To demonstrate proper and improper behavior:
1) Build the project for Debug under OS X 10.4.x
2) Run the program and note that the web page is displayed. It displays the text "Content from test.html". This is the proper behavior because the relative reference of "test.js" in the HTML was resolved to the proper file URL for the test.js file stored in the application bundle resource folder.
3) Now we need to make the application run with the nightly build WebKit. Here is one method:
  a) Go to the SpecialPictureProtocol project window and open the "Executables" section
  b) Right click on SpecialPictureProtocol and select "Get Info" from the drop down menu
  c) Click on the "Arguments" tab
  d) Add two environment variables in the lower panel. Their names and values are as follow:
      WEBKIT_UNSET_DYLD_FRAMEWORK_PATH   YES
      DYLD_FRAMEWORK_PATH    $(PROJECT_DIR)/WebKit.app/Contents/Resources

      See the file CustomExecutableArgumentsSettings.tiff in the project directory for a screenshot.
4) Once the environment variables have been set, run the application again. This time you should see an error alert saying that there is a base URL error.
   

Expected Results: 
I expected the base URL that I set in my startLoading method to be used when resolving relative URLs within the loaded HTML.

Actual Results: 
The "dummy" special protocol URL was used as the base URL. This is the URL that was in the NSURLRequest that caused us to invoke startLoading.

Regression: 
This works as expected in WebKit frameworks released with 10.4.x. It does not work as expected in the nightly build.

Notes: 
The demonstration XCode project is in the attached file "WebKitBadBaseUrl.zip".

I was advised on the webkit-dev mailing list to file bugs with Apple and here, so that's what I'm doing.
Comment 1 Rush Manbert 2007-06-21 16:25:50 PDT
My test case project zip file is 7.7 Mb, which is over the allowed size. It contained the copy of WebKit.app that I had tested against.

I have removed WebKit.app from the project zip file and will attach it. This means that when you get to step 3 in the Steps to Reproduce section, you first need to copy a current version of WebKit.app into the project directory. The version that I used was 419.3, but you can probably use any current version. Alternatively, you could just put the project on a Leopard system and run against the WebKit framework that it contains. That shows the same error.
Comment 2 Rush Manbert 2007-06-21 16:27:47 PDT
Created attachment 15170 [details]
Test case project that does not contain WebKit.app

You must copy a current WebKit.app into the project directory before you can follow the steps to reproduce in the original bug report.
Comment 3 Alexey Proskuryakov 2007-06-22 02:49:29 PDT
I haven't attempted to verify this, but P1/Regression handling seems appropriate anyway.
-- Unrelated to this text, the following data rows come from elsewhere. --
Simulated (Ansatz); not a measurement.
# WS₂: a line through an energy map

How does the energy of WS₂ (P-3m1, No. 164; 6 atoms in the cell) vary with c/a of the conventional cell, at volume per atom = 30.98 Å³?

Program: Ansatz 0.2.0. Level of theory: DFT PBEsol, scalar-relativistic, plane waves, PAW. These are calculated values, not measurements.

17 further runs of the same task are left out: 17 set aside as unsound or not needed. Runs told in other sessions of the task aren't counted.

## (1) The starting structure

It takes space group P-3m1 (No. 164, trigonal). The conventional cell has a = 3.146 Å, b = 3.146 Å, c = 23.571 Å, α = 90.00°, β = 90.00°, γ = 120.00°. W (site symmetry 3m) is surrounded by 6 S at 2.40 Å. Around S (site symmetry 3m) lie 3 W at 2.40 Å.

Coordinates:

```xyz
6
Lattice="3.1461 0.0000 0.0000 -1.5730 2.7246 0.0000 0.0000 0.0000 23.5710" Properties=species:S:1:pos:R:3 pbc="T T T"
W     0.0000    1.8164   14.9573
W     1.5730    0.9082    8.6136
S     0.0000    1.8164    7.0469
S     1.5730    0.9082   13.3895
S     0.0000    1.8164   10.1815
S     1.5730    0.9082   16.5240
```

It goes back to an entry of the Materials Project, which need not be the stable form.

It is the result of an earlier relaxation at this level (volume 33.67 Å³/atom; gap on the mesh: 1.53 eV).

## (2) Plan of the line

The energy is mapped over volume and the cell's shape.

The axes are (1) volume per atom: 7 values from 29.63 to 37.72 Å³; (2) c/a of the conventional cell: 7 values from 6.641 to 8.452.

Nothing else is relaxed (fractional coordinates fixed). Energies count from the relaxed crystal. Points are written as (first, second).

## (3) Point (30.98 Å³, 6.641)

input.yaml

If you have already filed a Radar bug, please cross-reference it with this Bugzilla one, and change "NeedsRadar" keyword to "InRadar"!
Comment 4 Rush Manbert 2007-06-22 09:30:51 PDT
The Radar bug is 5286150. I have added a comment to it that cross references to this bug.
Comment 5 Alexey Proskuryakov 2008-01-05 07:35:50 PST
I'm not really familiar with custom protocol loaders, so it seems strange to me that such a loader can affect document url or base url somehow. Is this documented or at least hinted at anywhere?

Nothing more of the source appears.